If you’re familiar with Cornwell’s historical novels this one, with a more contemporary setting, is rather different. You sometimes hear it said that warfare is long periods of boredom interspersed with short periods of terror. That’s a bit like reading this book, you get long passages of introspection and loving descriptions of sailing interspersed with bouts of extreme – but equally lovingly described - violence.
It’s well written and provides a decent enough read but the plot feels a little lacking in places. If you’re looking for undemanding entertainment this will do the job though it’s not one of Cornwell’s best.
This was an exciting story that included all the elements of a Cornwell novel. The reader could experience the sights, smells, sounds, tastes and textures of a struggle against the drug trade in the Bahamas. Nick Breakspear was a reluctant hero who was dragged into complex web that included an ambitious senator, his cocaine addicted twins, a corrupt police force and a girlfriend. Of all the many Cornwell books I have read, this is one that gives the most positive look at the Christian faith. One of the supporting characters was a devout Christian and the descriptions of his activities shows a deep insight into the faith. Even Nick displayed some Christian attitudes. This was a fairly fast-moving story that produced some unexpected turns and some surprises at the end. I don’t give many fives but this book deserved one.
This has been sitting in my to read pile for quite a while from a long ago library book sale, and I decided after a bit of reader's block and getting stuck for a bit, I'd give it a shot since it had no expectations.
This is alot different than Cromwell's historical fiction, but it still shows that he's a skilled writer. About 1/2 way through the book I was howling to myself about plot holes, and the ending filled them in nicely... some of the bits were not a surprise, but one was, and it made alot of difference.
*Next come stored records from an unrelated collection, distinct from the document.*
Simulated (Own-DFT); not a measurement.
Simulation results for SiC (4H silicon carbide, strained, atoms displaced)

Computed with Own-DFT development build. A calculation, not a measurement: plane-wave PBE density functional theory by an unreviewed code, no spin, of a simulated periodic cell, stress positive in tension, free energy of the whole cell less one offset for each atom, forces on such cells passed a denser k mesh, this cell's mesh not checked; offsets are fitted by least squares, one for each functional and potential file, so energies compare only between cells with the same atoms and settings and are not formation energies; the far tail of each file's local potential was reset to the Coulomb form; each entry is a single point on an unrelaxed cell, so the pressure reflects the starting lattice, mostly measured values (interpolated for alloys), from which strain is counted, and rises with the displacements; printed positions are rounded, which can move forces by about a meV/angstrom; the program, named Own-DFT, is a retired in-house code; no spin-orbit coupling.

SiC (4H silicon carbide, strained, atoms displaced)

It's nice to have a book that has a solid ending, rather than the usual deal with modern writers where they build great characters, a nice world, or both, but can't 'stick' the ending.
This isn't going to be anyone's favorite (it's far too preachy for that, though I suspect that was the point of it's existing), but it's a solid thriller by an excellent writer.
The story revolves around Nicholas Breakspear, an ex-Royal Marine. He is working as the captain on a boat for sailboat charters in the Bahamas. He stumbles across an abandoned sailboat where it looks like the crew has been "disappeared". He reports it and it leads to dealing with drug cartels. In the midst, a US Senator with plans to run for President, hires him to take his drug addicted children on a cruise until they sober up. But the cartel kidnaps the children (teenagers), kills one of the crew and almost kills the others, but they manage to escape. Then the rest of the book involves avoiding the cartel, trying to find the kids, and dealing with the cartel. Of course, there are a few corrupt Bahamian politicians along the way for good measure. It was a fun book.
Nicholas Breakspear, son of a famous British actor, determined early in life that he would not follow his father into the theatre. Instead, he became a marine - a dig at his father who hates guns and fighting. Now Nick is a sailor who is looking forward to repairing his own boat and sailing to wherever he chooses. Unfortunately, his plans are foiled by a senator's request to care for his adult twin children who are both hooked on cocaine. As part of the deal, he and his crew will be paid handsomely and his boat will be repaired. A harried journey filled with attempts on his life, kidnapping, and murder make him regret his decision many times over. A good read to while away the hours.
This one was a new experience for me. I am a Bernard Cornwell fan but I am familiar with him as a historian writing about medieval life and particularly battles and wars. The closest Mr. Cornwell came to contemporary work was a story about the American revolution. This is a story taking place in the 1990s Bahamas starring a young British charter sail boat captain. The owner of his boat accepts a charter from an American Senator for a three month trip to help his son and daughter withdraw from cocaine addiction. The story gets complicated from there. There are some unlikely scenarios but an interesting read.
This book confirms that whilst Bernard Cornwell is a great historical novelist, he is pretty average with modern day thrillers. This feels a slightly overlong book which has very few moments of tension or suspense.
Throughout the book there is a high level of sexism with the female characters being either damsels in distress or simply characterised by how they look. We also get a bit of racism and homophobic dialogue as well. Although it is good to know that this book probably wouldn't have been written today, I'm not sure if this makes this acceptable.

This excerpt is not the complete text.